# Fermat Point of a Triangle

Topic:
Geometry
The Fermat Point (AKA the Torricelli Point; AKA the isogenic center; AKA the Steiner Point) of a triangle ABC is a point P such that the sum of the segments AP, BP and CP is minimized. A good overview of Fermat Points is available at various sites around the web including Wikipedia and Wolfram MathWorld. This page introduces you to the core concepts of Fermat Points and their role in network optimization in a hands-on way. To start, try moving the point P in the applet below to shorten the network AP+BP+CP which connects A, B and C.

## Move P to shorten TotalNetwork=AP+BP+CP

You probably can't get the exact minimum by just playing around, but you should have noticed that the optimal location for P appears to be fairly close to point B. You may also have noticed that it appears that the three angles formed at P by the network are approximately 120 degrees. I've zoomed way in on P and added the angles at P so you can really get a sense for this second observation.

## Adjust P to shorten TotalNetwork. Note: minimization appears to occur when all angles are 120 degrees

It is true that when P forms three 120 degree angles and is inside triangle ABC, the network AP+BP+CP is minimized. The point P that achieves this is called the Fermat Point of triangle ABC. In the next two applets we will show:
• how to construct the Fermat Point of a Triangle when all angles of triangle ABC are less than 120 degrees.
• that the Fermat Point of a triangle does indeed minimize the network required to connect the vertices of a triangle ABC when all angles are less than 120 degrees.
Later we'll consider the (easier) case of triangle ABC has one angle greater than 120 degrees.

## Construction of the Fermat Point of triangle ABC (all angles < 120 degrees)

The above construction merely shows how to create a point P such that all three angles formed by P and the vertices A, B and C are 120 degrees. We still need to show that P as constructed does in fact minimize the network formed by AP, BP and CP. That proof is found in the interactive applet below. Read the proof, and then note how moving P to the intersection of BB' and CC' minimizes the route from B to B', and therefore also the network AP, BP and CP. This critical observation is the key step of the proof. The point of the proof is merely to make it more transparent that locating P amounts to choosing the straightest route from B to B', and this happens to occur at the Fermat Point of triangle ABC.

## Proof that Fermat Point minimizes AP+BP+CP (all angles < 120 degrees)

The last thing to consider is the case when triangle ABC has a 120 degree or larger angle. In this case, the construction above places P outside triangle ABC. When this occurs, the optimal network is simply the two segments forming the 120 degree angle. The below applet illustrates this. Adjust B so it is "passes" P, the Fermat Point of triangle ABC. Notice that the optimal network (highlighted in red) switches from being AP+BP+CP to simply AB+BC. Also notice, this switch occurs precisely when the angle at B exceeds 120 degrees, which is also precisely when B "passes" P.
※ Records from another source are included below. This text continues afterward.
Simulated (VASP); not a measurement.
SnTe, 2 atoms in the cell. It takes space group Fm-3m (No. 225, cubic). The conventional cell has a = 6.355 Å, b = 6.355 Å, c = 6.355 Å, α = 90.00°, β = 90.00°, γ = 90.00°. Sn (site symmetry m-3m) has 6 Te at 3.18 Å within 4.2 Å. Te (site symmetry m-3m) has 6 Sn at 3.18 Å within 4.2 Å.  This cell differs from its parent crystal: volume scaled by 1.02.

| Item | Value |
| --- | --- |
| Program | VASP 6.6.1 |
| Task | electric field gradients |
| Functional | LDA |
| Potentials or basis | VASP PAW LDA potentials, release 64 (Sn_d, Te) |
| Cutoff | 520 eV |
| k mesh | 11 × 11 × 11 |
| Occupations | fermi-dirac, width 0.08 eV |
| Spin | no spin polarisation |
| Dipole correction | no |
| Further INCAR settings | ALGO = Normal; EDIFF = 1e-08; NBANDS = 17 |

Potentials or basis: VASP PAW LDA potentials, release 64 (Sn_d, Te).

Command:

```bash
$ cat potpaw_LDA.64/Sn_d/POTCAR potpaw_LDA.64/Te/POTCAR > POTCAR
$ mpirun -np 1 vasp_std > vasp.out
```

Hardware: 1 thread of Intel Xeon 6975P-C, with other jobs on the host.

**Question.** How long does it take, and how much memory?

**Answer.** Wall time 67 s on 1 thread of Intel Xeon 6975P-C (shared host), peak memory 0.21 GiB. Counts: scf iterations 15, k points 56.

## Exploring the case when an angle exceeds 120 degrees

Summary:
• The Fermat Point of a triangle ABC minimizes the network required to connect points A, B and C when all angles of the triangle are less than 120 degrees.
• The Fermat Point of a triangle with all angles less than 120 degrees can be constructed by producing equilateral triangles on two legs, and then intersecting the segments formed by the equilateral triangles new vertex and the third vertex of the original triangle.
• When a triangle ABC has an angle that exceeds 120 degrees, the legs of this angle form the optimal network connecting points A, B and C.